3

Just what the title says really.

A multimedia file (movie/audio-cd/whatever) may be stopped by simply exiting the media player (windows media player/vlc/Qt/...) instead of going through the whole rigamarole of hitting the stop button (or File/Close menu). I find myself wondering whether these commands aren't vestigial.

Could simply exiting the media player damage the media/computer?

Everyone
  • 1,862

2 Answers2

6

No.

Typically, all a media player does is just play the file, i.e. get the file handle from the system and read from the file's data. In most cases, data is even pre-cached from the disk into main memory, so playback isn't affected by disk access from other programs, and your hard drive won't always be read from.

Anyway, a media player typically does not write to the file, which means that your file won't be touched. Even if the process quits unexpectedly (for example by force quitting it), the operating system will just release the file handle.

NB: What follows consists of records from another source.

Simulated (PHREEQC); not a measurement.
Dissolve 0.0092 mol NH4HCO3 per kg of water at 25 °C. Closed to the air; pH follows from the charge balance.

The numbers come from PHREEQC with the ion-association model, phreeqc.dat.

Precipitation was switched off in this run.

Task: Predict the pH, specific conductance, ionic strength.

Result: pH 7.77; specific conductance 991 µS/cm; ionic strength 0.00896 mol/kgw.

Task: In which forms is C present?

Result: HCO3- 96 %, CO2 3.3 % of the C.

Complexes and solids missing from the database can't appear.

You can even test that. See if any of the file's information changes (e.g. timestamps, "modified" time) when you play it. No decent player should do that without you actively changing information and pressing a "save" button. There are some players that behave differently though.*

* For example, iTunes will automatically update ID3 information in MP3 files once you change something in the "Info" dialog. This is in my opinion not how it's supposed to work, but these file saves only happen once, which means that you most probably won't just "lose" a file if something goes wrong.

slhck
  • 235,242
5

It shouldn't.

The the player should be simply reading the file and thus not making any changes to the file so simply closing the player should not affect the file in any way.

Similarly the stopping of the playback shouldn't affect the hardware in any way either.

I say shouldn't as there might be a badly written media player that does modify the file in some way.